The main purpose of sales analysis is to turn sales data into insights that can be used to improve a bottom line of a business. By analyzing sales data, companies can identify trends, understand what's working and what's not, and make data-driven decisions to boost sales and grow revenue.
I have done the data cleaning, analysis and visualization using Python. The dataset for this analysis have been collected from different sources month wise for a year. Then those datasets were merged together using the Pandas library.
My objective was to collect the data from different sources and perform required analysis, and answer the following questions:
- What was the best month for Sales? How much was earned that month?
- What city had the highest number of sales?
- What time should we display advertisements to maximize likelihood of customer's buying product?
- What product was sold the most? What was the reason behind it?
import pandas as pd
import matplotlib.pyplot as plt
import seaborn as sns
import os
import datetime
df = pd.read_csv("./Sales_Dataset/Sales_April_2019.csv")
files = [file for file in os.listdir('./Sales_Dataset/')]
all_months_data = pd.DataFrame()
for file in files:
df = pd.read_csv("./Sales_Dataset/"+file)
all_months_data = pd.concat([all_months_data, df])
all_months_data.to_csv("all_data.csv", index=False)

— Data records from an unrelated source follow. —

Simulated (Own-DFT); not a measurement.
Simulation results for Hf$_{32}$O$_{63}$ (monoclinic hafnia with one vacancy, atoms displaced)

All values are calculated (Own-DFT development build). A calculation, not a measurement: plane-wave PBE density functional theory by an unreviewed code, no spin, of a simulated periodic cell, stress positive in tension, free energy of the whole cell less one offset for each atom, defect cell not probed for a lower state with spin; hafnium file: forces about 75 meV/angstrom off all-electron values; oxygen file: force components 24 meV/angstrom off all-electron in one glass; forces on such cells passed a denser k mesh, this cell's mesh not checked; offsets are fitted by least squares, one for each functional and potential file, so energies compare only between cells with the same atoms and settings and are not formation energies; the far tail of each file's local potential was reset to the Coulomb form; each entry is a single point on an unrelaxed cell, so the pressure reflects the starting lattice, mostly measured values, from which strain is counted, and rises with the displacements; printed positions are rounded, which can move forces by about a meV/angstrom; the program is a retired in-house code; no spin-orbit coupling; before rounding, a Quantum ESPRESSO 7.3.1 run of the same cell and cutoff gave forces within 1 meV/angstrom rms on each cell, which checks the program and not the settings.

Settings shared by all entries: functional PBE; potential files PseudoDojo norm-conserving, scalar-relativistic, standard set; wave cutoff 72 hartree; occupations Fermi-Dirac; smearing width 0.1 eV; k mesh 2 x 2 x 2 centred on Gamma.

all_data = pd.read_csv("all_data.csv")
all_data.head()
- Order ID: The unique Id of each sale's record
- Product: Description of the product
- Quantity Ordered: Number of items ordered of that particular product
- Price Each: Price per unit of the product
- Order Date: Date on which the product was ordered
- Purchase Address: Delivery Address of the order
There are some rows with nan values so, I will drop those rows
nan_df = all_data[all_data.isna().any(axis=1)]
nan_df.head()
I am going to create a new dataframe with those sales details where there are actual values to work with rather than just repeations of the column names
all_data = all_data[all_data['Order Date'].str[0:2] != 'Or']
all_data.head()
Now I need to change the data type of 'Quantity Ordered' and 'Price Each' to numbers.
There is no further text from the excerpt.